The commands for converting the avro file to json and back are listed under
'iceberg_v2_no_deletes' in the script avro_iceberg_convert.sh. Adjusting the length is
described after the script.

iceberg_v2_partitioned_position_deletes:
iceberg_v2_partitioned_position_deletes_orc:
Created similarly to iceberg_v2_no_deletes.
Hive> create table iceberg_v2_partitioned_position_deletes (
  id int, `user` string, action string, event_time timestamp)

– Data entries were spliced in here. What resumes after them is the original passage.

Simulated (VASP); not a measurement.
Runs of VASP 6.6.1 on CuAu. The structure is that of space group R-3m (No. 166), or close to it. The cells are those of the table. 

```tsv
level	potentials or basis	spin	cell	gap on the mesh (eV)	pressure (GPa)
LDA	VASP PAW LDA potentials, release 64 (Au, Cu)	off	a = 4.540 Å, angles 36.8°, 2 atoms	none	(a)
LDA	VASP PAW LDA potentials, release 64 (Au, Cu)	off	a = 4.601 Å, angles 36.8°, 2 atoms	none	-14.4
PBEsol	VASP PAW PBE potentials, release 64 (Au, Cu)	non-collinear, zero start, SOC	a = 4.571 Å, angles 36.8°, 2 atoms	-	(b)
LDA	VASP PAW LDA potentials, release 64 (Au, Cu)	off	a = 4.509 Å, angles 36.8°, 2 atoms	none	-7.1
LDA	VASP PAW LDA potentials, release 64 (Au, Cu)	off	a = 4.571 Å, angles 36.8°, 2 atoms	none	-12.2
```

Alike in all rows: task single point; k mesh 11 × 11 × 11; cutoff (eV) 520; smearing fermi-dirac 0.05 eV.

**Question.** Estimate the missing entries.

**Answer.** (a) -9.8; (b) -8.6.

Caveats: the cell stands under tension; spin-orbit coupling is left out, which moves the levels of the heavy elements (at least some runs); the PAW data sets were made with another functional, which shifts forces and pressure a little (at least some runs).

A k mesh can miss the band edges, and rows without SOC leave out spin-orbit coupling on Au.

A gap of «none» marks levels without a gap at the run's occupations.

partitioned by spec (action)
STORED BY ICEBERG
location '/test-warehouse/iceberg_test/hadoop_catalog/ice/iceberg_v2_partitioned_position_deletes'
tblproperties ('format-version'='2', 'write.format.default'='parquet');
Impala> insert into iceberg_v2_partitioned_position_deletes select * from functional_parquet.iceberg_partitioned;
Hive> delete from iceberg_v2_partitioned_position_deletes where id % 2 = 1;
ORC table is similarly created.


iceberg_v2_positional_delete_all_rows:
iceberg_v2_positional_delete_all_rows_orc:
Created similarly to iceberg_v2_no_deletes.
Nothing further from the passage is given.